DINED Ellips tool intro

DINED Ellips Tool

The Ellips tool was developed to support designers of furniture to analyse how many sizes you would need to accommodate your users.

To prevent too many sizes that need stock in your production hall a producer could say I want only 3 sizes and I want them for an equal number of the population, so each about 33%, because that is easy for the production view point. Below you see the effect. Box2 is much smaller because most children are in there crowded. Also you can read another anthropometric piece of knowledge: if a child has a stature of 1338 mm, the lower leg (popliteal height varies from the bottom side of box 2 to the ceiling of box2 , so about from 33 cm to 38 cm. This way of reading anthropometric data in ELLIPS helps you as a designer to see how the data correlates with each other and how to find how many sizes you need to cover the whole variation.


My comment as an human factors- ergonomics specialist would be:

These sizes will not fit many children. For example in Box 1 there are children with a lower leg length (popliteal height) of 33 cm that have to sit on a seat of 21.5 cm because otherwise the smallest children can’t put their feet on the floor. The feet on the floor should be a starting point. Thereafter you can ask how many children can sit on this seat of 21.5 cm. This will be a small group until there lower legs get longer than +3.5 cm. See below.

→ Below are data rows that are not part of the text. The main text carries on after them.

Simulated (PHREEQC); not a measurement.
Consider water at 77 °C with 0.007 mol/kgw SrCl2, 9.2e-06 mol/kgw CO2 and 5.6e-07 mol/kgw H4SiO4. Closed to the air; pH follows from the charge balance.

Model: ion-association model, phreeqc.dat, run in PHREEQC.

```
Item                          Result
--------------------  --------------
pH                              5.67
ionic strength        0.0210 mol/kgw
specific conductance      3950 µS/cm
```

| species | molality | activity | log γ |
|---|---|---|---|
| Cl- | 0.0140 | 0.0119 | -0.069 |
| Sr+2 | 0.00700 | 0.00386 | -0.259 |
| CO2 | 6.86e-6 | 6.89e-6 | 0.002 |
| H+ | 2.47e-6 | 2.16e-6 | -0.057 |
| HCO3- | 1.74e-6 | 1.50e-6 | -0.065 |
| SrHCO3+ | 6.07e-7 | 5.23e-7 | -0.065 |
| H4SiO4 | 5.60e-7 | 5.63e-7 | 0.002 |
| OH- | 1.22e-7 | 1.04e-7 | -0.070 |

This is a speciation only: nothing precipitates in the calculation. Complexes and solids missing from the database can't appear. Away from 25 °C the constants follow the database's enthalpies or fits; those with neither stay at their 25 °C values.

To solve this matter I developed the 30 degrees rule: this means a child can sit with the foot on the floor as long the lower leg does not deviate more than 30 degrees from vertical. This rule will result in a lower height (=3,5cm) of Box1. Box2 can be about 4 cm etc. The whole range of seat heights recommended was: 215 (250) 250 (290) 290 (335) 335 (390) 390 (450) 450 (520) 520 (600). For the Dutch Schoolfurniture Standardization Committee we made a proposal based on this calculation and came to 7 different sizes. This knowledge was used in Pren 1729, later evoluated into NEN-EN 1729-1:2015. More about this issue can be read in the following paper:

Revision of the design of a standard for the dimensions of school furniture, Molenbroek JFM, Kroon-Ramaekers YMT, Snijders,C.J.,Ergonomics 46 (7), 681-694 or in Dutch in the book Op Maat Gemaakt, Molenbroek,1994.